My earliest serious conversation on the topic was years ago, when the Massachusetts court first o.k.’d it here. I live just outside Boston, and our state rep who was trying to generate support for an amendment to the Mass. constitution. His main argument to me was that marriage was a holy institution. I agreed with him, that a marriage in a church might be so, but some folks got married in a purely civil ceremony. He was unwilling to bend on the topic, and he lost his bid for reelection.

Posted by: eli bortman | Apr 27, 2015 4:02:36 AM

I think this is the issue of the next decade.

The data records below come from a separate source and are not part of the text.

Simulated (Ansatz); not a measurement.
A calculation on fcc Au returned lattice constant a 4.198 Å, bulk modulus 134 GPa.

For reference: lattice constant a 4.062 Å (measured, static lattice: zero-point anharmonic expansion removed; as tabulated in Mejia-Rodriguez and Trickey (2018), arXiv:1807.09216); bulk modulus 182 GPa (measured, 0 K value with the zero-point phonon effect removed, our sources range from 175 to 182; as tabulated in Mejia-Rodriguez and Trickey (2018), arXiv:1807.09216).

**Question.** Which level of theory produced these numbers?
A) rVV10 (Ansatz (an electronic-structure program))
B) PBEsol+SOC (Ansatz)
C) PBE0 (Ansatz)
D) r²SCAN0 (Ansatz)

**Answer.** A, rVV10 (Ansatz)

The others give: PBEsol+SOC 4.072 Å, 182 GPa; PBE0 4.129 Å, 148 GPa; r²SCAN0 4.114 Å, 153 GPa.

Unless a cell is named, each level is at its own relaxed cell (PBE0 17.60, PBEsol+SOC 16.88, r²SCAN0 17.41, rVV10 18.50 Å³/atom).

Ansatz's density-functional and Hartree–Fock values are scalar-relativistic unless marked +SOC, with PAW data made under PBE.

Posted by: mike livingston | Apr 27, 2015 4:21:33 AM

I am a tenure track faculty member at a top public business school, and am a practicing and very open Christian, as are many of my colleagues, as are many colleagues at other very good public and private business schools. I wonder what it is about law schools that has made things so difficult for practicing Christians, as opposed to business schools...

Posted by: jdawg | Apr 27, 2015 5:52:11 AM

Your right to religious liberty ends when you discriminate against me. That is what people understand and don't like.

Posted by: Uxorius | Apr 27, 2015 6:19:23 AM

For whoever would save his life will lose it, but whoever loses his life for my sake will find it.

Posted by: Pat | Apr 27, 2015 6:19:38 AM

I am a practicing professor and Catholic, and there is no hide it. Indeed it is fun to joke about my upbringing and education. If one chooses not to be themselves, then they're trying to be someone else. The disagreements that I'd have with others and that they'd have with me over our separate beliefs actually define our agreement that everyone should be and should believe as they choose. "There is no grace, there is no guilt, this is thy law, do what thou wilt."

Posted by: Spatlaw | Apr 27, 2015 6:25:41 AM

The problem isn't that conservative Republicans do a bad job explaining why religious liberty is so important, but that they explicitly seek to enshrine their own interpretations of their personal religious doctrine into secular public law. Is it any wonder that those of us who support the separation of church and state, *and* the free exercise of religion, so strongly object to those efforts?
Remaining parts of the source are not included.